Had Ian given up at that moment, as every indicator said she should, music listeners would have lost three full decades of finely honed lyrics, highly mellifluous music and bold public moves. During that span, Ian released no fewer than ten studio albums, almost as many as she issued in the earlier, more widely celebrated period of her career. Six of those albums appeared on a label she founded herself, defiantly named Rude Girl Records. Simultaneously, she toured the world up until 2022, when she decided to end her music career on her own terms with a valedictory album, “The Light at the End of the Line.”
Ian’s refusal to give up back then took no shortage of personal faith and hard-won funding, creating a template that now looks downright visionary.
The indie route she helped pioneer in the late ‘90s paved the way for the mind-set that rules the current age in music. Today’s artists take for granted that they’ll have to build their own audiences and help fund their own work. When Ian did that, the path was fresh. She was equally ahead of the game when, over two decades ago, she realized that giving away some of your music through streaming could encourage more sales, not fewer, something the industry at the time resisted with every lawyer they could get their hands on.
Ian’s advanced moves were hardly confined to business and technology. They extended to her personal life, too.
In 1992, she was part of the first wave of mainstream pop stars to come out about their sexuality along with women like k.d. lang and Melissa Manchester, followed by a wave of men that included Elton John and George Michael. She titled the album she released at that time “Breaking Silence,” Ian’s first in seven years, representing the longest break between releases of her entire 55 year career. She was hardly idle in the time between. She busied herself writing songs in her new home of Nashville, including “Some People’s Lives,” which Bette Midler recorded for an album by that name in 1990 that became the biggest seller of her entire career.
It should surprise no one that songwriting helped pave Ian’s way back to performing. Her success in writing for others was established as far back as 1973, when Roberta Flack soared her song “Jesse” up the charts, buoyed by its placement on her smash album “Killing Me Softly.” One year later, Ian’s song “Stars” became an indelible part of Nina Simone’s live show, a placement later enshrined by its riveting use in the opening sequence of the 2015 documentary “What Happened, Miss Simone?” By the time Simone recorded the song, she and Ian had become close friends, though the relationship could be fraught, a nuance Ian chronicled in her pained salute to her titled “Nina,” which she included on her final album.
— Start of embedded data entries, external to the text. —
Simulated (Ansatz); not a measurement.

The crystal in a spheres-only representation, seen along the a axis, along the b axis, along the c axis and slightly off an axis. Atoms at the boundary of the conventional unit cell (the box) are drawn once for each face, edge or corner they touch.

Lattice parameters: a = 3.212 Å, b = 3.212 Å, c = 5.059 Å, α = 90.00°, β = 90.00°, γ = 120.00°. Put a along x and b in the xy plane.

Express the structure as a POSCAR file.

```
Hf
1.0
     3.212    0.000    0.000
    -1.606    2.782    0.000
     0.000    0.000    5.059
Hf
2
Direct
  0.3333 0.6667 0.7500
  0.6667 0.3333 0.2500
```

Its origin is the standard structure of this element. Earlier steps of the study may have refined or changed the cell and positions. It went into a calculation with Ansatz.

Songwriting not only provided a lifeline for Ian in mid-career, it established her initial claim on history. For her self-titled debut album in 1967, Ian wrote all eleven songs, a nearly unprecedented move at the time. With that feat, she became one of the first fully autonomous female singer-songwriters, having released her debut one month before the inaugural release from Laura Nyro, as well as a full year before the debut of Joni Mitchell, and three years before the first set that featured Carole King as both a singer and songwriter. The subject matter of Ian’s songs also broke ground. Her 1966 single “Society’s Child” addressed an interracial romance at a time when miscegenation was still against the law. In 1974, her hit “At Seventeen” confronted the listener with the full emotional toll of strict beauty standards, introducing a subject that wouldn’t become a part of the mainstream pop conversation until the last decade, when it became nearly mandatory to talk about it.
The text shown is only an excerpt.